In 2012, the Red Sox sunk to depths they never even knew existed.

For a full decade, Fenway Park consistently was the home of a top contender.

Players like Dustin Pedroia, David Ortiz, Jon Lester and Jacoby Ellsbury had no idea what it was like to play an entire season without the hint of a pennant race.

They found out in harsh fashion, which leaves the entire organization eager to get up off the mat after a 69-93 season -- Boston's worst since 1965.

"On a personal level, I've been here 14 years, and we've had some highs and some lows and this is certainly a low," said Red Sox general manager Ben Cherington. "I take it personally. We all take it personally. But as long as I'm here, I'll do whatever I possibly can to help restore the team to what our ownership and fans deserve. It's been hard -- hard on all of us."

By the time the calendar year started, the Red Sox were in a state of major transition. Bobby Valentine was back in the Major Leagues for the first time in 10 years and hoping he could aptly replace Terry Francona as manager. Theo Epstein ended his nine-year tenure as general manager to become the president of baseball operations for the Cubs and Cherington was promoted to GM at a chaotic time.

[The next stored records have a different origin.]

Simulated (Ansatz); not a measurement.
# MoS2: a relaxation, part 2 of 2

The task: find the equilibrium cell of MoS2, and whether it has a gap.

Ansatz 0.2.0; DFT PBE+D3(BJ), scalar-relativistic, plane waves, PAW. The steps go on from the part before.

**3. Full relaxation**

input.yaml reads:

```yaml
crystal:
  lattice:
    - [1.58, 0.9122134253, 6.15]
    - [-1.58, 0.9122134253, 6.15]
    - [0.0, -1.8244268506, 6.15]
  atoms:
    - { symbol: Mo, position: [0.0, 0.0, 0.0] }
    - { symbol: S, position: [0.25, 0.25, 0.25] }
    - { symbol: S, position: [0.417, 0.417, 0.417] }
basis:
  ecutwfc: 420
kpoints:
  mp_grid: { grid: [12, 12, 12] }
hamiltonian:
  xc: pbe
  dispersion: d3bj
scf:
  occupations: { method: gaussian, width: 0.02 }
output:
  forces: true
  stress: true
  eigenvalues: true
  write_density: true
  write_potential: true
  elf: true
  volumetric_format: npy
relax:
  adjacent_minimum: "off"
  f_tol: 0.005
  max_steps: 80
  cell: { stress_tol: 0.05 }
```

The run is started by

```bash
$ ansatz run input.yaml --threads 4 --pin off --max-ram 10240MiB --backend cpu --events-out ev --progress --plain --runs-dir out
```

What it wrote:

When Spring Training started, everyone wondered how the Sox would respond to the end of 2011, when the worst September collapse in baseball history had left a bitter taste in everyone's mouth.

Unfortunately for the Red Sox, the answer would come too early. The team stumbled to a 1-5 start and, in hindsight, never recovered.

Valentine was dismissed as manager the morning after the regular season ended. He was replaced by John Farrell, a popular and respected figure around the team during his four years (2007-10) as pitching coach.

Here is one last look at a season that will go down in Red Sox infamy, with the top five storylines.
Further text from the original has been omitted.